Today is the 196th anniversary of Susan B. Anthony’s birth. “Aunt Susan,” as she was affectionately known by the younger women in the woman suffrage movement, spoke often of the need for women to express themselves, to control their own message, especially in the political arena:

Susan B. Anthony
“We need a daily paper edited and composed according to woman’s own thoughts, and not as woman thinks a man wants her to think and write. As it is now the men who control the finances control the paper. As long as we occupy our present position we are mentally and morally in the power of men who engineer the finances. Horace Greeley once said that women ought not to expect the same pay for work that men received. He advised women to go down into New Jersey, buy a parcel of ground, and go to raising strawberries. Then when they came up to New York with their strawberries the men wouldn’t dare to offer them half price for their produce. I say, my journalistic sisters, that it is high time we were raising our own strawberries on our own land.” —Chicago Daily Tribune, 24 May 1893
She, along with Elizabeth Cady Stanton, founded the newspaper The Revolution, which only lasted two short years but repositioned woman’s rights issues–particularly suffrage–in the national consciousness, and established Stanton and Anthony as significant voices that could not be silenced in the fight for women’s equality.

The first issue of “The Revolution,” 1868.

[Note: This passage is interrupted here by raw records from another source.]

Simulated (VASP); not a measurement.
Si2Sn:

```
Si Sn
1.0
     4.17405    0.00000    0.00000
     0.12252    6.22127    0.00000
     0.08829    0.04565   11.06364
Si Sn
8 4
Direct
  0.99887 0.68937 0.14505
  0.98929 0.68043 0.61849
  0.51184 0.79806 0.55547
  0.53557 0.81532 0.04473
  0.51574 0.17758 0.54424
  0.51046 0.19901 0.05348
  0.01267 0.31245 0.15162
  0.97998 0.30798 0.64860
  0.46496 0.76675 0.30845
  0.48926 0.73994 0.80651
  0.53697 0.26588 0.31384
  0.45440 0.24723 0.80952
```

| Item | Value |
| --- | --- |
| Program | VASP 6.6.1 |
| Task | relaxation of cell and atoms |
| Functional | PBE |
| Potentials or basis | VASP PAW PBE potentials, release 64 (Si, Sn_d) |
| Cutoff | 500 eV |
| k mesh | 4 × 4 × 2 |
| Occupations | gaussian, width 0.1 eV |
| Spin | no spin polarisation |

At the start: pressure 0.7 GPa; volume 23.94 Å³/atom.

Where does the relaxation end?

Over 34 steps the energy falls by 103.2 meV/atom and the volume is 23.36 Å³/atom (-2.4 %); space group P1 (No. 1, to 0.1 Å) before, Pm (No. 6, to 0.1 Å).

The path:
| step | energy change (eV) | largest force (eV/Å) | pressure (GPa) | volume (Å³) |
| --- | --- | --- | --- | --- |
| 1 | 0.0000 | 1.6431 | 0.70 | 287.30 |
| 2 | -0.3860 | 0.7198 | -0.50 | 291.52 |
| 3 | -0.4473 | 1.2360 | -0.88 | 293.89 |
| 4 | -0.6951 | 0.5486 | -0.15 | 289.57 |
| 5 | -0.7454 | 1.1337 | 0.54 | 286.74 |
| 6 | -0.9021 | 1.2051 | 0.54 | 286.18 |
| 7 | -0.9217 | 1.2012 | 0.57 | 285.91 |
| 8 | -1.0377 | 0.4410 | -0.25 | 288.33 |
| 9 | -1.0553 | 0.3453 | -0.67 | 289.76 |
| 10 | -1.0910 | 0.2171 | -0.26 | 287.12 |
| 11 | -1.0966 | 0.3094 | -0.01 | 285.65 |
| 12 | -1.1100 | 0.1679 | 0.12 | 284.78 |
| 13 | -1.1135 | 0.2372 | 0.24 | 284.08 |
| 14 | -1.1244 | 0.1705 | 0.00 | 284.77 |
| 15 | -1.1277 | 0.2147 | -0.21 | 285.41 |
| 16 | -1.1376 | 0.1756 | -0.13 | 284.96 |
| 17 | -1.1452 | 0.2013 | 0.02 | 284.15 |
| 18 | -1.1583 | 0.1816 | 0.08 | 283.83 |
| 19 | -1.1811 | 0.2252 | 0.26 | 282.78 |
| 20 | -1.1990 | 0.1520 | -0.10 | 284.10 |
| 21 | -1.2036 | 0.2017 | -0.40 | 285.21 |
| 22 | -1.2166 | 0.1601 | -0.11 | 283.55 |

The financial cost of running the newspaper was $20,000 a year, and upon its folding left Susan $10,000 in debt, which she slowly paid off by working on the lecture circuit. Her talks on behalf of woman suffrage around the nation made her a household name forever linked with the cause to which she dedicated her life.
Susan was a master publicist who knew the importance of expressing her message, of spilling ink, whether as a journalist for The Revolution or as a historian, when she began writing the first of the six-volume tome, The History of Woman Suffrage.
She was also astute enough to know that women wanted both bread and ballots. And strawberries.